Connecting Past and Present Through Acts of Compassion by Elizabeth Edmondson

After reflecting on a busy first day in Poland, I am touched by the remarks of Rabbi Schudrich during our visit to the Nozyk Synagogue. While addressing the long term effects of the Holocaust on Poland and the Jewish population, he said something to the effect that we have no ability to change how many Jews died during the Holocaust; however, the Jewish community has developed a deep and profound understanding of what it feels like to be in crisis and to need to flee one’s home for safety, and as a result, they have rallied to support the Ukrainian refugees who are fleeing their homeland to avoid the Russian invasion. 

This willingness to help strangers and the depths of human connection across cultures were themes I heard recurring throughout my conversations. I ate dinner with the principal of the Jewish Day School in Warsaw, and she shared that they have opened their doors to Ukrainian students– students who do not know the language, who have suffered trauma, and who come and go, sometimes without warning. While they do not have the resources to meet all the learning needs of these new students, they are providing community for them and ensuring that their education can continue, even while they are far from home.

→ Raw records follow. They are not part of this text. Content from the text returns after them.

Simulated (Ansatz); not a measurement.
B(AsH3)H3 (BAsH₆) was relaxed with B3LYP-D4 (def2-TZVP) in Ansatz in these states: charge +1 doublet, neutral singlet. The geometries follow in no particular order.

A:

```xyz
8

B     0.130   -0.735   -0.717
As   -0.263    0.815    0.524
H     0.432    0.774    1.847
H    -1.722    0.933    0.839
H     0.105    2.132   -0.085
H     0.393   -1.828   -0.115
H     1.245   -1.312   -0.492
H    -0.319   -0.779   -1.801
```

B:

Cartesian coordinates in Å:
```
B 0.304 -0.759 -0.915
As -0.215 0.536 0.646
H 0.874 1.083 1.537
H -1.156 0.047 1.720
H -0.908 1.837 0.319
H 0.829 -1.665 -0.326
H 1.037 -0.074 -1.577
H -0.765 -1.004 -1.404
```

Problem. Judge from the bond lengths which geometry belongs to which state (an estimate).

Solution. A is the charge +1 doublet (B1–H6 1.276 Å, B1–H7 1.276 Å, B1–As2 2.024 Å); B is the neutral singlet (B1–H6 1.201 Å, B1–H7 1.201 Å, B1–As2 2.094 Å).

And of course there was the young man at dinner who shared his story of going to the border to help Ukrainian refugees. His Catholic Polish grandmother created a humanitarian legacy of hiding Jews during the Holocaust and helping them to freedom, and now he follows in his family’s footsteps by funneling resources to Ukrainian refugees in Poland. He continues to live his family’s legacy of empathy by ‘continuing to be the thing that they did not have but that they needed.’ It isn’t possible to just sit back and watch while others suffer when you know what it is like to suffer yourself.

This type of humanity and empathic connection is critical. History tells us that the most horrific of acts are most possible when we cease to see the humanity in others, and it was beautiful to see how the contemporary Polish community was harnessing their lessons of the past in order to help support those living in chaos and pain now.